An August e-mail from Andrews to outside groups said the Commerce Committee was aiming for a hearing and a markup in September or October. Some industry players were told last month that the panel hoped to circulate a fresh draft and vote on the bill before the end of October. But Andrews said Monday he did not want to set arbitrary deadlines, adding that Rockefeller had instructed him to "move it when we get it right."
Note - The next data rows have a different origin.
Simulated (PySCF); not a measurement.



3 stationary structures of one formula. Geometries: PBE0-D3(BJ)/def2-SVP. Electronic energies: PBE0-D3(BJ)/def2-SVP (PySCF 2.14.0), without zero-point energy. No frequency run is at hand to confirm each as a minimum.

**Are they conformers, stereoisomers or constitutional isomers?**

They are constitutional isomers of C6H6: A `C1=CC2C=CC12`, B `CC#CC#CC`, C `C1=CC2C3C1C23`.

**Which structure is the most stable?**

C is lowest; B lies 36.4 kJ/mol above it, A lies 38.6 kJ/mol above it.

Homeland Security and Governmental Affairs Committee ranking member Susan Collins, R-Maine, will soon unveil a measure that would give the Homeland Security Department, rather than a White House czar, primary authority to protect federal civilian and private computer networks. Homeland Security and Governmental Affairs Chairman Joseph Lieberman, I-Conn., plans to outline his bill at a Chamber of Commerce speech on Oct. 30, but he and Collins will likely work out a compromise.

COMMENTS

  • This bill is a pipedream Will be opposed or even vetoed by the Administration. As for DHS and cyber security (one of the primary rationales for creating DHS) cyber security has been a step-child since day one because of the lack of regulatory and standard setting authority in DHS. It is a myth that the private sector controls 85% of critical infrastructure. Most of the cyber world and critical infrastructure has some Federal funding behind it. The whole cyber security is a sham with the feds paying for the essential venture capital needed by the private sector to help loot those who are dependent on IT and of course security is one of the last concerns of the private sector unless Uncle Sugar pays for it.
  • Whose house of cards has the most to lose in this light of day? For those who know what I know, this bill makes total sense. Kinda like Nazi mass murderers trying to hide their past deeds and future plans from the people. The German Nazis didn't have the internet, but they did had books. The fascists of today are one in the same. The internet is the single most powerful weapon to defend ourselves with. If Mao, Stalin, Pol Pot, Hitler, amongst others, had the internet in their time, what would they have done with it? Destroying it, is too obvious. To CONTROL it, in the name of national security is an easy sell to the ignorant masses. Give it a name like CYBER SECURITY. Who can be against that? The saxon game is slow. But that is why it seems to work. Little by little, liberty will fail, if people stay ignorant in apathy. If you fail to wake up, you will love your new home. If you wake up at all, you'll realize that you've lost everything, except freedom.